Unexpected `evaluate` behavior with non-Float64 numbers

[schillic]

Is it expected that evaluate gives vastly different results when using non-Float64 numbers?

julia> using TaylorModels

julia> function eval(N)
    t = TaylorModels.Taylor1(3)
    q₁ = 1 + 2 * t + 2 * t^2
    I = interval(N(0), N(0))
    D = interval(N(-1), N(1))
    x0 = mid(D)
    TM = TaylorModels.TaylorModel1(q₁, I, x0, D)
    return evaluate(TM, domain(TM))
end;

julia> eval(Float64)
[-1, 5]

julia> eval(Float32)
[-3, 5]

julia> eval(Rational{Int})
[-3, 5]

[lbenet]

Thanks for reporting; that is indeed weird. I'll have a look, and I'll get back here.
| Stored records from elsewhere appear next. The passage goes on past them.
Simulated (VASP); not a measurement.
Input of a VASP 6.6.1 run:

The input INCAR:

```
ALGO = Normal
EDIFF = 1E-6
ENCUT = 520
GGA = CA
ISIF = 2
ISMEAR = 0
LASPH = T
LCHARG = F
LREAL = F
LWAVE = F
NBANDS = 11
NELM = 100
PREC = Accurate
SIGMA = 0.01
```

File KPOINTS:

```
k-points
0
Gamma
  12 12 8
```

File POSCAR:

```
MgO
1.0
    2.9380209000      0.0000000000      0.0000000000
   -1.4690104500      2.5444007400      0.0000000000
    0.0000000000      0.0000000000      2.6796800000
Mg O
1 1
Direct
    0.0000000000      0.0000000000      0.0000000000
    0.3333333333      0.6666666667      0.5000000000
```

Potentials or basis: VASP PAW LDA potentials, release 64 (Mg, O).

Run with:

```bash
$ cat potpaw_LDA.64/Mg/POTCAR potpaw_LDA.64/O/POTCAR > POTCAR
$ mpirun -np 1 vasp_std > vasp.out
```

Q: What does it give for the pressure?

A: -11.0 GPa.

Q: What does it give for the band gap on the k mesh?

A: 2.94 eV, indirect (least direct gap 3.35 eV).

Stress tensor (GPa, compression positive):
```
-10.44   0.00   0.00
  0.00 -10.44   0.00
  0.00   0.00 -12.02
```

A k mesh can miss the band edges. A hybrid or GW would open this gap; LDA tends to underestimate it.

Note that since lot is going on in IntervalArithmetic, and that has consequences in TaylorSeries, lots of changes will occur here...

[lbenet]

The problem seems to be in TaylorSeries:

julia> D32 = interval(-1f0, 1f0)
[-1f0, 1f0]

julia> D = interval(-1.0, 1.0)
[-1, 1]

julia> t = Taylor1(3)
 1.0 t + 𝒪(t⁴)

julia> q₁ =  1 + 2*t + 2*t^2
 1.0 + 2.0 t + 2.0 t² + 𝒪(t⁴)

julia> q₁(D)
[-1, 5]

julia> q₁(D32)
[-3, 5]

julia> evaluate(t^2, D)
[0, 1]

julia> evaluate(t^2, D32)
[-1, 1]

[lbenet]

The problem seems to be in TaylorSeries:

Noup, the problem is in IntervalArithmetic v0.20.9: somehow, squaring doesn't work for Interval{Float32}

julia> D^2
[0, 1]

julia> D32^2
[-1f0, 1f0]

julia> @which D32^2
^(x::Number, p::Integer)
     @ Base intfuncs.jl:311

The problem is solved in current master of IntervalArithmetic.

[schillic]

Thanks for working this out! Then there is nothing we can do for now and this should eventually get resolved when the new version is supported. I leave it to you to keep this issue open as a reminder or close it.